- Parallel Computing
Intel does not document the details of its coherence protocols, but the ordering model is described in some detail in Section 8.2 of Volume 3 of the Intel Architectures Software Developer's Manual (Intel document 325384).
The details of the implementation of the coherence protocol (and its associated ordering model) differ across processor models, and can differ based on configuration settings (e.g., Home Snoop vs Early Snoop on Haswell EP, or 1-socket vs 2-socket vs 4-socket configurations). In addition, some coherence transactions can be handled in different ways, with the choice made dynamically at run time.
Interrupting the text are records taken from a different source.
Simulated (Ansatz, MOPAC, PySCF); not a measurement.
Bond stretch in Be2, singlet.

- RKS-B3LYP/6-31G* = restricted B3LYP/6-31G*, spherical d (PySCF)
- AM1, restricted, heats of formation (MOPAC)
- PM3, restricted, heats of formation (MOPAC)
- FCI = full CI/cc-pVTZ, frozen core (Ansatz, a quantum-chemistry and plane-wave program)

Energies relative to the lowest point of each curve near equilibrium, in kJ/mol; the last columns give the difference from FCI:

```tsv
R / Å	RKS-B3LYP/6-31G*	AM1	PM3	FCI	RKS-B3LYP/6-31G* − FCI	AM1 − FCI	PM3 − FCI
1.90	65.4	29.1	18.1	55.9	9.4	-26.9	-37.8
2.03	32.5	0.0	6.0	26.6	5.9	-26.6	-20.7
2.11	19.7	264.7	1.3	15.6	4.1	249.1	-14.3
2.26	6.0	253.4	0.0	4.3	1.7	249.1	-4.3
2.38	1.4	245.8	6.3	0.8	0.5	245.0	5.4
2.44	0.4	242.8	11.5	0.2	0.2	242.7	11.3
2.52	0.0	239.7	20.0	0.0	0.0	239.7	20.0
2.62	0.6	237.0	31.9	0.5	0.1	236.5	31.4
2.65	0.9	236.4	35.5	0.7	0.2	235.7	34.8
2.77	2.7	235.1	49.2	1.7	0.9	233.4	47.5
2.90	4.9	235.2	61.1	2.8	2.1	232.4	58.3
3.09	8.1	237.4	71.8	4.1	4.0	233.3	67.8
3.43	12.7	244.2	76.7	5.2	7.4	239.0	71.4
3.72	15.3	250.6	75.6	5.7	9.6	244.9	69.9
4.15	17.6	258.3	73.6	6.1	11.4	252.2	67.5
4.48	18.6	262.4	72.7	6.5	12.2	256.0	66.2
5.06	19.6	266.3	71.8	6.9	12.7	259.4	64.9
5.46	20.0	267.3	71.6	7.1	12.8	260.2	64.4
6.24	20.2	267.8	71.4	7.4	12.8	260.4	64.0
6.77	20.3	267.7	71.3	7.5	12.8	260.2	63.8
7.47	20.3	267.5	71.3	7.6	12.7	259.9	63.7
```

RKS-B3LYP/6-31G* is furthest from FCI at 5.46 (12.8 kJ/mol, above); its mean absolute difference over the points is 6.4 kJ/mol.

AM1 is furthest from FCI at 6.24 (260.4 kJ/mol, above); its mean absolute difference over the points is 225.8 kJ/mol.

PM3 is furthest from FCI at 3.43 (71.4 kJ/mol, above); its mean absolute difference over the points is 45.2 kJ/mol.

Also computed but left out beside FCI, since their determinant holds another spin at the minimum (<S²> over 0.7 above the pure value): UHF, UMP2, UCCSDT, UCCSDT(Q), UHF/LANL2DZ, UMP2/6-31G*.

The most interesting details usually pop up in the Uncore Performance Monitoring Guides for the various processor models. Understanding the implications of these details requires significant experience in microarchitecture and microbenchmarking, though there are many aspects of Intel's implementations that are probably too hidden to be fully understood by anyone who does not have access to the actual processor RTL (or whatever high-level-design language Intel uses these days).
The short answer to #1 is that coherence processing is serialized at the various coherence agents. For example, if two cores execute a store instruction in the same cycle and both miss in their L1 and L2 caches, then the transaction will go to the L3 slice (or CHA in some processors) responsible for that address, which will process the incoming requests sequentially. One or the other will "win" and will be granted exclusive access to the cache line to perform the store. During this period, the request from the "losing" core will be stalled or rejected, until eventually the first core completes its coherence transaction and the second core's transaction is allowed to proceed. There are many ways to implement the details, and Intel almost certainly uses different detailed approaches in different processor models.
The short answer to #2 is that also that the transactions will be serialized. Either the owning processor will complete the store, then the line will be transferred to the reading processor, or the cache line will be transferred away from the owning processor to the reading processor first, then returned to the (original) owning processor to complete the store. Again, there are many ways to implement the low-level details, and Intel processors implement several different approaches. If I am reading between the lines correctly, recent Intel chips will use different transactions for this scenario depending on how frequently it happens to a particular address. (E.g., See the description of the HitMe cache in the Xeon E5/E7 v3 processor family uncore performance monitoring guide, document 331051.)